Weight of Instrument:
Weighing nearly twenty kilograms, the Contrabass Sax is not for the faint hearted, and is in fact so rare that there are less than a hundred of these instruments still functional today.Modern instrument makers have revived the Contrabass Sax and there is an increasing level of demand for the instrument, but the sheer size, weight and magnitude of the instrument, combined with its extremely costly construction make it a rarity that is seldom seen in instrumental performance.
History of Instrument:
Its humble beginnings were on the journeyman's route, around tradeshows and concert hall exhibitions, with Adolphe Sax displaying the new tools with which the budding musician at the forefront of musical composition could ply their trade. The first recorded usage of a Contrabass Sax in an orchestral setting was by Jules Massenet in 1879. Massenet placed the Contrabass into the opera 'La vierge' and later, in 1881, it was also utilized in 'Herodiade'.

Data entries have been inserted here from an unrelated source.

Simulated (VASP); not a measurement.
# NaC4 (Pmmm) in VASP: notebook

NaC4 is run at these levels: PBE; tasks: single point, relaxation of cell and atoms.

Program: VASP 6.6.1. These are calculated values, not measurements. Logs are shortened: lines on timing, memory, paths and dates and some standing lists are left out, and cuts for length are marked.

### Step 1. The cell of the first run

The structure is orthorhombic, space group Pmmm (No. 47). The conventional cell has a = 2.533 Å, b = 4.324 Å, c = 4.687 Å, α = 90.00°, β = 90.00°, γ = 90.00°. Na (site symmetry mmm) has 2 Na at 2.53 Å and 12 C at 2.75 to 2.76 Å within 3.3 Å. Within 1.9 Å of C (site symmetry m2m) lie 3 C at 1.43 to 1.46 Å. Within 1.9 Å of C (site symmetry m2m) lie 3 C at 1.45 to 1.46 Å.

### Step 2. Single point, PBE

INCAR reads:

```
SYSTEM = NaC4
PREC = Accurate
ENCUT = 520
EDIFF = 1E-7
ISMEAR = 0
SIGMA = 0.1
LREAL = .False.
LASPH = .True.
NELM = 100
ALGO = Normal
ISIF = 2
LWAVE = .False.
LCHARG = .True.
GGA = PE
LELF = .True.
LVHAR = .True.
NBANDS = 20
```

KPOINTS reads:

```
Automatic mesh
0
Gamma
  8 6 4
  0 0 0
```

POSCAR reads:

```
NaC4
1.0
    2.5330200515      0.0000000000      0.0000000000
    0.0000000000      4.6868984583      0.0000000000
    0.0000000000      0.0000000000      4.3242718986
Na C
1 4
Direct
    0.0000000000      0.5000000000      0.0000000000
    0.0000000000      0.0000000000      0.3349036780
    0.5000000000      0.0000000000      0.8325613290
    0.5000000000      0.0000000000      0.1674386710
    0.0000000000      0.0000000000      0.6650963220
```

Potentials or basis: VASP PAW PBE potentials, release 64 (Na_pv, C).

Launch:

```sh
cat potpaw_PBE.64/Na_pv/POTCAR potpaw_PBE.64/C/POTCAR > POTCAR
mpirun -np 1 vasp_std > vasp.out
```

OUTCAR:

The notable maker of these instruments, the Steinway of Contrabass Saxophone Constructors, was the Evette Schaeffer Company. The main purpose of their building the Contrabass Saxophone was for the grandiose display of pride filled ceremonialism that is the US Military Brass Band. There were at least a dozen of these instruments made for this purpose around the turn of the century. Though popular with sax ensembles for the novelty factor of its size and appearance, it was understandably expensive, difficult to transport and an immense undertaking to obtain. The occurrence of the Great Depression led to the decline in popularity of the Saxophone, and the Contrabass became relegated to the ranks of expensive historical curios.
Challenge to play:
Similar in sound to the other members of the Saxophone family, pitched significantly lower, and operating on the same principles as the majority of woodwind instruments, a Contrabass is relatively difficult to play, even if one is an experienced player of this style. This is result of the size of the contraption responsible for adjusting the pitch of the instruments notes. The volume of air needed to make the lower notes audible is ridiculous, and a powerful cardiovascular system is a must if one is to play successfully.
Play with another Instrument:
The deepness of the lower notes and the extremely low pitch that they occur at, can result in melodies that are difficult to decipher when it is used in solo performance. The sensible thing to do is to use the low notes to provide fullness to higher notes played on another instrument, which will synergize and reinforce the melody.
Transporting the Instrument:
It’s important to use tender loving care when transporting a Contrabass, due to the extreme size of a Contrabass considerable care needs to be taken when transporting, however, due to its rarity this is seldom a consideration, usually the person responsible for its transport usually understands what is required of them in order to facilitate the safe transport of the heavy instrument. The Contrabass Sax is a jewel in Adolphe Sax's crown of inventiveness, and should the chance occur, have a listen.